125. There is no basis for Mr Hogan to resist the application of the doctrine of res judicata with regard to the issues that were decided in the Tarbutus Proceedings.
126.There is no valid basis to distinguish the issues determined in the Tarbutus Proceedings or avoid the finality of the outcome on those issues. I am satisfied that the doctrine of res judicata applies with regard to the issues sought to be ventilated against Tarbutus in these Proceedings. I am also satisfied that Chartered is an agent and privy of Tarbutus for the purpose of these Proceedings and is named as a party solely and exclusively in that capacity. Consequently, the determinations in the Tarbutus Proceedings operate to bar the pursuit of these Proceedings against Chartered as well as against Tarbutus.

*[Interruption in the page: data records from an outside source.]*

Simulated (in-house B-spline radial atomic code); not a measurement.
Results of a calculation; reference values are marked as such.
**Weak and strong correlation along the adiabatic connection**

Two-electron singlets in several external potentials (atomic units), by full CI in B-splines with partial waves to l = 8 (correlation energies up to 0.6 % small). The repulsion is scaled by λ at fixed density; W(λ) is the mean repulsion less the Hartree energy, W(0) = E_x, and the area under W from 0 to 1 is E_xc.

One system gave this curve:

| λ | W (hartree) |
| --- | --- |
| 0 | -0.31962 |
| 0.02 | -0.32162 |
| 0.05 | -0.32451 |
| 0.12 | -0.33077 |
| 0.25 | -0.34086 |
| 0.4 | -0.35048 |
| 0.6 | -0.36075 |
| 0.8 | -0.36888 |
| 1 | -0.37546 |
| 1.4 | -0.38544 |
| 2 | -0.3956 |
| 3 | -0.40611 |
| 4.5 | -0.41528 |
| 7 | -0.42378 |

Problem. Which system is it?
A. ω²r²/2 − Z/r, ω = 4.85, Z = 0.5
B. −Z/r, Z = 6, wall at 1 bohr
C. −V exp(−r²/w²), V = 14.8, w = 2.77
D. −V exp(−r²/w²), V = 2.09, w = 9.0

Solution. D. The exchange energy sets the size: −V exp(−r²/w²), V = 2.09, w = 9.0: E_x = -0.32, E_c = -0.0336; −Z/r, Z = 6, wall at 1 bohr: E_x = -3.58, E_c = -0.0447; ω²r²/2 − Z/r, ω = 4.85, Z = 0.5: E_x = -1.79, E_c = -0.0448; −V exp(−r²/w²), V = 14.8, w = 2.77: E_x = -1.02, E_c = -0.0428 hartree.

127. On this ground, these Proceedings are bound to fail as against the Tarbutus Defendants and have no reasonable chance of succeeding against those parties, as the issues and reliefs sought are identical to those determined in the Tarbutus Proceedings. The issues and claims on which Mr Hogan relies on in these Proceedings in seeking relief against the Tarbutus Defendants have been finally and conclusively determined and cannot be revisited or re-argued. For this reason, there is no reasonable prospect of these Proceedings succeeding against Tarbutus. The Proceedings against Tarbutus are now bound to fail within the meaning of Order 19, Rule 28 and are struck out on that basis.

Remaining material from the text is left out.